Posted: 05 Aug 2015     Print Version  Bookmark and Share

Keywords:data transmission  ID key  CAN network  transport protocol  ECU 

In today's vehicle networks, data transmission is for the most part performed without any special security measures. That is, in accessing a vehicle's bus system, it is possible to read the data transmitted in raw format or to even play it into the bus system in modified form. Encrypted data transmission would not only ensure that this information can only be evaluated by authorised recipients, it would also make it much more difficult to intercept or alter the messages.

Media reporting about vehicle manipulation [1, 2] raises the question of whether data in the vehicle network can actually be influenced by manipulation. Can a manipulated device or internally implanted device with a remote control function influence vehicle behaviour? And what countermeasures can be taken to prevent such manipulation?

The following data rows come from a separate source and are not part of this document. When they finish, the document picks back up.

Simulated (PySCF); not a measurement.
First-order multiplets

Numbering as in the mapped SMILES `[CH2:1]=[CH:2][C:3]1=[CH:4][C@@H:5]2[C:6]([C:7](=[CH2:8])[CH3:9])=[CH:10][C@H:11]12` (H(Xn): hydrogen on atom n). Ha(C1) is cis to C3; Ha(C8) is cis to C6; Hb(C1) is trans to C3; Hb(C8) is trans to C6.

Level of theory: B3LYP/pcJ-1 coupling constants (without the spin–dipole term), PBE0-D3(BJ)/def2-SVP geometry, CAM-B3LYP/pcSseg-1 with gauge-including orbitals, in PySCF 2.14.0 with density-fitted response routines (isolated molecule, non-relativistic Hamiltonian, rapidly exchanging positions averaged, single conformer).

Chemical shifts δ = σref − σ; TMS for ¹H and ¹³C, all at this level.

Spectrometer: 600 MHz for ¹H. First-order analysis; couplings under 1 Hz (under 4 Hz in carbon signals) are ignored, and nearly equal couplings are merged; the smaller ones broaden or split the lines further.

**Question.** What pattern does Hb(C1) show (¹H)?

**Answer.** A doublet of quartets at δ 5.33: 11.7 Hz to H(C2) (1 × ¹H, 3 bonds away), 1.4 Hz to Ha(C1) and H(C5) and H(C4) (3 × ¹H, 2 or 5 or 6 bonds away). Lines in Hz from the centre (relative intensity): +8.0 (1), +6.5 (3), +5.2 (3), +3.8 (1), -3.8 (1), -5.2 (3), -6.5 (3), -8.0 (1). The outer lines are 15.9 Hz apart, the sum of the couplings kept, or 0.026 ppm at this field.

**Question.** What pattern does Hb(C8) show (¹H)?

Today's vehicles are highly complex systems, which consist of networked sensors and actuators and continually transmit important data over bus systems. In the vast majority of cases, the information being transmitted is in raw data format. A plausibility check, if such a check is even possible, has limited effectiveness. The receiver is unable to verify whether the data was actually supplied by the desired sender or whether it was fed in by an outside electronic control unit, i.e. whether it is authentic data. The data is freely accessible as well, so an analysis of the bus information can be used to determine signal contents. The transmission is neither confidential nor authenticated.

This was the problem that engineers at Vector were confronted with. Their task was to come up with an implementation for secure communication over a CAN network which could be used flexibly and could also be integrated with AUTOSAR-3.x basic software. Key protection goals, along with authentication, included preventing replay attacks. It would be desirable to implement communication that could not be accessed externally.

For the encryption method, the specialists chose the AES algorithm [3]. From today's perspective this method is considered cryptographically secure. It involves symmetrical block encryption with a block length of 128 bits. It generates 16B or a multiple of 16, which the sender transmits to the receiver. It is advantageous that some microcontrollers already have very fast hardware implementations of this algorithm.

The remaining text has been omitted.